In the past few months, I have received emails and phone calls from electrical inspectors and contractors stating there is confusion in their areas concerning swimming pool equipotential bonding. They requested that I clarify the bonding requirements for swimming pools. As far back as the 1999 National Electrical Code (NEC) and for each NEC cycle through 2011, quite a few changes have dealt with bonding associated with swimming pools. I don’t recap the changes in each cycle here, but I use the text of the 2014 and 2017 Codes to explain the bonding requirements in Section 680.26, since these two cycles have seen only minor changes to the text.
The purpose of bonding in the area surrounding a pool, including any conductive parts within the pool or in close proximity of the pool, is stated in the performance requirement of Section 680.26(A): “The equipotential bonding required by this section shall be installed to reduce voltage gradients in the pool area.”
That simple statement then requires more than an entire page to describe the bonding requirements.
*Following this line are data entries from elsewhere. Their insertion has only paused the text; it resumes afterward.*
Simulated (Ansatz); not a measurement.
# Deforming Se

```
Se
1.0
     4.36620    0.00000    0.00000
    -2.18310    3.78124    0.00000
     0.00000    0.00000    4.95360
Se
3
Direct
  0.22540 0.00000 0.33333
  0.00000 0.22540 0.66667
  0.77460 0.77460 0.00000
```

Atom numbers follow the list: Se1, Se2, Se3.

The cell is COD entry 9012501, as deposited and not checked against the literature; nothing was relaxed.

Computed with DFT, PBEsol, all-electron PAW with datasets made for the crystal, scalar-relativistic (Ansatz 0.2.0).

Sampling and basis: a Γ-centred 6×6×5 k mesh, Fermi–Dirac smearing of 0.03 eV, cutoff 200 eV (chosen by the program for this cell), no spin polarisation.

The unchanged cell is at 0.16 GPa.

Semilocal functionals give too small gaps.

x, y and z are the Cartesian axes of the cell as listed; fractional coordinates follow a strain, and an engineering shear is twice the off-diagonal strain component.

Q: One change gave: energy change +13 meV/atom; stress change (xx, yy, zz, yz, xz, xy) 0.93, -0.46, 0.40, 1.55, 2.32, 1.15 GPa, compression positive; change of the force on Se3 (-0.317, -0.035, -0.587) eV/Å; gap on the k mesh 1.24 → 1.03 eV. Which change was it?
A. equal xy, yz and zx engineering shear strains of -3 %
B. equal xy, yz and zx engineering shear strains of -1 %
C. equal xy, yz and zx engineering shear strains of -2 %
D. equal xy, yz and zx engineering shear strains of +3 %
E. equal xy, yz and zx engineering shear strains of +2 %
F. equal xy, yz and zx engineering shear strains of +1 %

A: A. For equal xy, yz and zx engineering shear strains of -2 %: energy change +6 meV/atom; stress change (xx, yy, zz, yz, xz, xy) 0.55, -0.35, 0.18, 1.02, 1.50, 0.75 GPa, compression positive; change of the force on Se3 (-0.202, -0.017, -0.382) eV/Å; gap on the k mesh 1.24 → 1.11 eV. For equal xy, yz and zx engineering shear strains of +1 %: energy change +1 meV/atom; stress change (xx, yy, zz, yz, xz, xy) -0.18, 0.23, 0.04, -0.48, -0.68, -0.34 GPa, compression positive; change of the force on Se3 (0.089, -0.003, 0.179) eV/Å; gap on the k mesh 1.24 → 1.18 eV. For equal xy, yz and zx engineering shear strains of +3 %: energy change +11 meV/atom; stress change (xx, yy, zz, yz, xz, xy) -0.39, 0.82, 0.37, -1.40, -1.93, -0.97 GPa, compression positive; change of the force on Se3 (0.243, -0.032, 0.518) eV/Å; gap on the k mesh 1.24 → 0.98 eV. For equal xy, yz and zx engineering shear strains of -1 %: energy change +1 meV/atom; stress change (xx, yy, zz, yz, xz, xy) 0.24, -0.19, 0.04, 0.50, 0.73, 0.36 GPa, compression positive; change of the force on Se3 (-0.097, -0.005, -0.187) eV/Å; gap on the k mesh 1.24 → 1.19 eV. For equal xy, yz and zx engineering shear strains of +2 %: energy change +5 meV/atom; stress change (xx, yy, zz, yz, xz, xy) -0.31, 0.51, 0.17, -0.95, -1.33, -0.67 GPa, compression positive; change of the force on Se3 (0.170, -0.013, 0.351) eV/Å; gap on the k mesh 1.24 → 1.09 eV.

There are seven subparts to Section 680.26(B). Each subpart describes the conductive parts in or around the pool to be bonded together using solid copper conductors that are insulated, covered or bare and not smaller than 8 AWG. Rigid metal conduit, brass or other identified corrosion-resistant metal raceways can also be used to establish bonding from one metal part to another.
An 8 AWG or larger solid copper bonding conductor, provided to reduce voltage gradients in the pool area, shall not be required to be extended or attached to remote panelboards, service equipment or electrodes, since the purpose of the bonding conductor is to establish a zero-reference equipotential bond of all metal parts.
Conductive pool shells with steel rebar embedded in the concrete can be used as a bonding point for all metal parts in the pool or metal located in close proximity to the pool. Poured concrete, pneumatically applied or sprayed (gunite) concrete, or concrete blocks with painted or plastered coatings are considered conductive materials due to permeability and the porosity. Vinyl pool liners and fiberglass composite shells are considered nonconductive and cannot be used for bonding.
Unencapsulated reinforcing steel, used in the concrete and tied together with steel tie-wire, can be used as a point of bonding connection. Encapsulated reinforcing steel with a nonconductive coating within the pool shell would require a copper conductor grid based on 680.26(B)(1)(b). This copper grid must be constructed of minimum 8 AWG bare solid copper conductors bonded to each other at all points of crossing using approved bonding connectors.
The grid must conform to the contour of the in-ground pool and be arranged in a 12-inch-by-12-inch network of conductors in a uniformly spaced, perpendicular grid pattern with a tolerance of 4 inches (plus or minus 4 inches for the grid spacing). The grid must be secured within or under the pool at not more than 6 inches from the outer contour of the pool shell.
The perimeter around the outside of the pool must extend at least 3 feet horizontally beyond the inside walls of the pool and includes unpaved surfaces, poured concrete surfaces or any type of paving. Any dirt (unpaved surfaces), concrete or other conductive material in this established perimeter may have a difference of potential with the pool and must be bonded to the pool shell’s structural reinforcing steel. This perimeter surface bonding to the conductive reinforcing steel or the pool’s copper bonding grid must be connected by a minimum 8 AWG solid copper conductor at a minimum of four points uniformly spaced around the pool perimeter.
For nonconductive pool shells, bonding at four points is not required. The purpose of the bonding at four points uniformly around the pool is to provide an equal potential at all four points of the pool decking material.
If conductive structural reinforcing steel of the pool shell (fiberglass pools or similar nonconductive pools) is not available for bonding the horizontal perimeter surfaces, at least one minimum 8 AWG bare solid copper conductor shall be installed following the contour of the perimeter surface, splices must be listed, and the 8 AWG conductor must be installed at least 18–24 inches from the pool’s inside walls. This 8 AWG conductor must either be installed in the concrete or pavers, or, where installed under the perimeter surface, it must be 4–6 inches below the subgrade.
The text in the 2014 NEC and 2017 NEC is fairly clear, but if you are having trouble understanding it, clarification for the 2020 NEC may be necessary.